Qualys has announced that it fell victim to a far-reaching supply chain attack that compromised the Salesloft Drift marketing platform, leading to unauthorized access to segments of its Salesforce data.
This breach stemmed from an intricate cyberattack directed against Salesloft Drift, a third-party Software-as-a-Service (SaaS) tool leveraged by Qualys for the automation of sales workflows and the management of marketing leads.
The company reported that attackers successfully pilfered OAuth authentication tokens linking the Drift application to Qualys’s Salesforce environment, thereby enabling unauthorized access.
Qualys has clarified that this breach was confined to specific information within its Salesforce ecosystem, primarily concerning lead management and contact details.
In a formal statement, the company reassured stakeholders that its core security architecture remained uncompromised. There were no repercussions on Qualys’s production environments, including both shared and private platforms, codebase, or customer data housed on the Qualys Cloud Platform.

Notably, all operational platforms, agents, and scanners continued to function without interruption.
Upon detection of the incident, Qualys promptly enacted its incident response strategy. The security team swiftly acted to contain the threat by disabling all Drift integrations connected to Salesforce data, effectively severing the attackers’ access.
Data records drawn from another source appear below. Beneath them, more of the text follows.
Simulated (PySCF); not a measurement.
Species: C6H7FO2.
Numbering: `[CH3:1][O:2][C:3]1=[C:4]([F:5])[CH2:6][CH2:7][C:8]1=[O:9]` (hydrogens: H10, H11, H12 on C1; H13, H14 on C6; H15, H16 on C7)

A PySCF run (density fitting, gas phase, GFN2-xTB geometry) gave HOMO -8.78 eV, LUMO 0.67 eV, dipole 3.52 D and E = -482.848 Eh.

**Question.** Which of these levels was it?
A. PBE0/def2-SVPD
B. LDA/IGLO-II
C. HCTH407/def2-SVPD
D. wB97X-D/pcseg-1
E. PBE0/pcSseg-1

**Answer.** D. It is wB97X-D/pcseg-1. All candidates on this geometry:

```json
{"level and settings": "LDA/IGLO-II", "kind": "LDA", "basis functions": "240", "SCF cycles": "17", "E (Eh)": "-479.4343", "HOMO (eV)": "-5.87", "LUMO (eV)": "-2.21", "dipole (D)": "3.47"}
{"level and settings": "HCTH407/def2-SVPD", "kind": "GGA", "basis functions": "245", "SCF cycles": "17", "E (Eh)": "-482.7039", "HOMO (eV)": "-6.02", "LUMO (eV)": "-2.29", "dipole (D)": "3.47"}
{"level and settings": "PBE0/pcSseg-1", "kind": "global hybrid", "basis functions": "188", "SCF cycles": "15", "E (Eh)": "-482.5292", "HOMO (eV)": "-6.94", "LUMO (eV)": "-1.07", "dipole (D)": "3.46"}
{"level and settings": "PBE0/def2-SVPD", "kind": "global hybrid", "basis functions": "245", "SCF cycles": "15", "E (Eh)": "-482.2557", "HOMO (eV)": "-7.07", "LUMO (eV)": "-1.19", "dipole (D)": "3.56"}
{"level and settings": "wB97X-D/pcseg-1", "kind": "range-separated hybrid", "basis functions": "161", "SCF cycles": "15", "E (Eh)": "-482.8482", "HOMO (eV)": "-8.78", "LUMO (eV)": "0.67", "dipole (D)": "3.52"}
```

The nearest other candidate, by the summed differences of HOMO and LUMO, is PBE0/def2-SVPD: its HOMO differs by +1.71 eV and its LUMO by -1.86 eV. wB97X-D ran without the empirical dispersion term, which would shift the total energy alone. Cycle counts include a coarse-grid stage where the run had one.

To enhance its internal investigation, Qualys has enlisted the expertise of renowned cybersecurity firm Mandiant, which is also aiding several other entities impacted by this extensive campaign against Salesloft Drift.
Among the confirmed victims of this supply chain attack are:
- Palo Alto Networks: This cybersecurity firm verified the compromise of business contact information and internal sales data stored within its CRM platform.
- Zscaler: The cloud security provider reported that sensitive customer information, including names, contact information, and portions of support case content, was accessed.
- Google: Aside from its investigative role, Google confirmed that a “very small number” of its Workspace accounts were accessed using the compromised tokens.
- Cloudflare: The company acknowledged a data breach where a sophisticated threat actor accessed and extracted customer data from its Salesforce instance.
- PagerDuty: This firm confirmed an incident resulting in unauthorized access to certain data within Salesforce.
- Tenable: The company revealed a data breach, exposing contact details and support case information for a subset of its customers.
Source link: Cybersecuritynews.com.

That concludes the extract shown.